Solar battery charger is an electrical device that converts the energy of light directly into electricity by the photovoltaic effect. Solar chargers use solar panels to charge batteries. They are an alternative to conventional electrical battery chargers.

1.2 PROBLEM STATEMENT

Conventionally, acid battery or any other type of rechargeable battery is been charged with battery charger which is been powered with mains electricity or with fueled generator but due to inconsistency of power supply and higher cost of fuel in Nigeria a renewable energy sources was invented.

1.3 AIM OF THE PROJECT

The main aim of this work is to assemble a battery charging device that will provide constant electricity supply to a 12v rechargeable battery. At the end of this work this device shall be assembled with 150w solar panel, 30a MPPT charge controller and 100ah deep cycle battery.

The objectives of the work are:

To increase the level of power supply in our society
To develop the technologies and knowledge base needed to reduce the cost of consuming electricity.
To enhanced reliability and resiliency.

1.4 PURPOSE OF THE STUDY

The purpose of this work is to have a steady and reliable means of charging our batteries.

1.5 APPLICATIONS OF THE STUDY

Study can be useful to the student concerned, and also to anyone who wants to be conversant to the usefulness and installation of solar energy.

1.6 SCOPE OF THE PROJECT

The idea of assembling a solar charger is an excellent one in that it’s meant to allow you an option for charging your battery-powered appliances when you’re in a remote area or just don’t have access to an electrical outlet or car charger.

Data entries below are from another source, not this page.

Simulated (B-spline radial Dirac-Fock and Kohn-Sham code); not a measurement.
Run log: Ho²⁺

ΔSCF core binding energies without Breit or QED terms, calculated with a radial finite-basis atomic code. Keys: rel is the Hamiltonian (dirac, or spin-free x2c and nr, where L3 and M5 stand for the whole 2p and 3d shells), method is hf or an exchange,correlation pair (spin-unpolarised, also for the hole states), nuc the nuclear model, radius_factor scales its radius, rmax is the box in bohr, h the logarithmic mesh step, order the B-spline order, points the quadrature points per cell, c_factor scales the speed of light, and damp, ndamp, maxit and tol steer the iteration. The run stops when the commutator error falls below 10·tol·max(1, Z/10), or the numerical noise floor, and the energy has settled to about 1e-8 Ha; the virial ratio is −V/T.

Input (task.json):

There are a few on the market today that will do what they say they will do, whereas others are not living up to high expectations

Battery-powered appliances can be a real lifesaver in emergency situations. People have come to depend on this technology greatly over the last few years. Technologies such as inverter, ups, and other devices, have also become quite popular. All of these require fully charged batteries to function at their optimal level. Solar chargers are great for those times you are not close to a power source.

Another benefit of these chargers is that they’re free to use since they use the sun’s energy. The backup battery stores energy even when it’s not actively charging, so you can enjoy more time in between having to charge your battery-powered appliances battery via electric.

1.7 SIGNIFICANCE OF THE PROJECT

There are several advantages you enjoy when you use a solar charger instead of a conventional mains charger. It is energy savings. Unlike conventional energy resources that produce and consume a lot of waste energy from a solar charger draws energy from renewable sources and produces no waste. You can solar charger to use, you can go anywhere, provided you have access to solar energy.

The main advantage behind the invention of these solar powered charges is to save large amount of electrical energy. The solar panels of which will help in converting the solar energy from the sun into electrical energy through various reactions.

Other advantages of solar powered charges reside in the fact that they allow you to access power outside the national grid. You can charge yours phones even while traveling without depending on electricity. This property has made it possible to make use of these cell phone chargers at any possible place.

The last one is that solar powered charges are eco/environment-friendly. They don’t produce harmful waste, and can be used anytime and anywhere that there is daylight.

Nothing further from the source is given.